6The ground, covered with streams of blood, made their feet slip, so that all that they endeavoured to do was to sell their lives as dearly as possible; and with such vehemence did they resist their enemies who pressed on them, that some were even killed by their own weapons. At last one black pool of blood disfigured everything, and wherever the eye turned, it could see nothing but piled-up heaps of dead, and lifeless corpses trampled on without mercy.

7The sun being now high in the heavens, having traversed the sign of Leo, and reached the abode of the heavenly Virgo, scorched the Romans, who were emaciated by hunger, worn out with toil, and scarcely able to support even the weight of their armour. At last our columns were entirely beaten back by the overpowering weight of the barbarians, and so they took to disorderly flight, which is the only resource in extremity, each man trying to save himself as well as he could.

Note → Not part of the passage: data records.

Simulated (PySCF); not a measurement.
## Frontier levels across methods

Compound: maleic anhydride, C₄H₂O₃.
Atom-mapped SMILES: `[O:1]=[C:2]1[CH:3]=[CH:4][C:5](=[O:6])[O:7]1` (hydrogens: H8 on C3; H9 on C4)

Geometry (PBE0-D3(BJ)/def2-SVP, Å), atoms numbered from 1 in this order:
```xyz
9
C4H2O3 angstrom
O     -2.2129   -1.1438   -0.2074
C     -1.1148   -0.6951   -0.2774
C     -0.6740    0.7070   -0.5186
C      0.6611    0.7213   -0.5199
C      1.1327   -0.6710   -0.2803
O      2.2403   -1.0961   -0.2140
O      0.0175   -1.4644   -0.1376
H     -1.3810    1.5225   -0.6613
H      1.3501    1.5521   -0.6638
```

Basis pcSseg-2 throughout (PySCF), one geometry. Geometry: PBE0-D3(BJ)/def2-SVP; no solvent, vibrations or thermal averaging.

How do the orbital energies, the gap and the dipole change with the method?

8While they were all flying and scattering themselves over roads with which they were unacquainted, the emperor, bewildered with terrible fear, made his way over heaps of dead, and fled to the battalions of the Lancearii and the Mattiarii, who, till the superior numbers of the enemy became wholly irresistible, stood firm and immovable. As soon as he saw him, Trajan exclaimed that all hope was lost, unless the emperor, thus deserted by his guards, could be protected by the aid of his foreign allies.

9When this exclamation was heard, a count named Victor hastened to bring up with all speed the Batavians, who were placed in the reserve, and who ought to have been near at hand, to the emperor’s assistance; but as none of them could be found, he too retreated, and in a similar manner Richomeres and Saturninus saved themselves from danger.

10So now, with rage flashing in their eyes, the barbarians pursued our men, who were in a state of torpor, the warmth of their veins having deserted them. Many were slain without knowing who smote them; some were overwhelmed by the mere weight of the crowd which pressed upon them; and some were slain by wounds inflicted by their own comrades. The barbarians spared neither those who yielded nor those who resisted.

11Besides these, many half slain lay blocking up the roads, unable to endure the torture of their wounds; and heaps of dead horses were piled up and filled the plain with their carcases. At last a dark moonless night put an end to the irremediable disaster which cost the Roman state so dear.

12Just when it first became dark, the emperor being among a crowd of common soldiers, as it was believed—for no one said either that he had seen him, or been near him—was mortally wounded with an arrow, and, very shortly after, died, though his body was never found. For as some of the enemy loitered for a long time about the field in order to plunder the dead, none of the defeated army or of the inhabitants ventured to go to them.

13A similar fate befell the Cæsar Decius, when fighting vigorously against the barbarians; for he was thrown by his horse falling, which he had been unable to hold, and was plunged into a swamp, out of which he could never emerge, nor could his body be found.

14Others report that Valens did not die immediately, but that he was borne by a small body of picked soldiers and eunuchs to a cabin in the neighbourhood, which was strongly built, with two stories; and that while these unskilful hands were tending his wounds, the cottage was surrounded by the enemy, though they did not know who was in it; still, however, he was saved from the disgrace of being made a prisoner.

15For when his pursuers, while vainly attempting to force the barred doors, were assailed with arrows from the roof, they, not to lose by so inconvenient a delay the opportunity of collecting plunder, gathered some faggots and stubble, and setting fire to them, burnt down the building, with those who were in it.

16But one of the soldiers dropped from the windows, and, being taken prisoner by the barbarians, revealed to them what had taken place, which caused them great concern, because they looked upon themselves as defrauded of great glory in not having taken the ruler of the Roman state alive. This same young man afterwards secretly returned to our people, and gave this account of the affair.

17When Spain had been recovered after a similar disaster, we are told that one of the Scipios was lost in a fire, the tower in which he had taken refuge having been burnt. At all events it is certain that neither Scipio nor Valens enjoyed that last honour of the dead—a regular funeral.

18Many illustrious men fell in this disastrous defeat, and among them one of the most remarkable was Trajan, and another was Sebastian; there perished also thirty-five tribunes who had no particular command, many captains of battalions, and Valerianus and Equitius, one of whom was master of the horse and the other high steward. Potentius, too, tribune of the promoted officers, fell in the flower of his age, a man respected by all persons of virtue, and recommended by the merits of his father, Ursicinus, who had formerly been commander of the forces, as well as by his own. Scarcely one-third of the whole army escaped.

19Nor, except the battle of Cannæ, is so destructive a slaughter recorded in our annals; though, even in the times of their prosperity, the Romans have more than once had to deplore the uncertainty of war, and have for a time succumbed to evil Fortune; while the well-known dirges of the Greeks have bewailed many disastrous battles.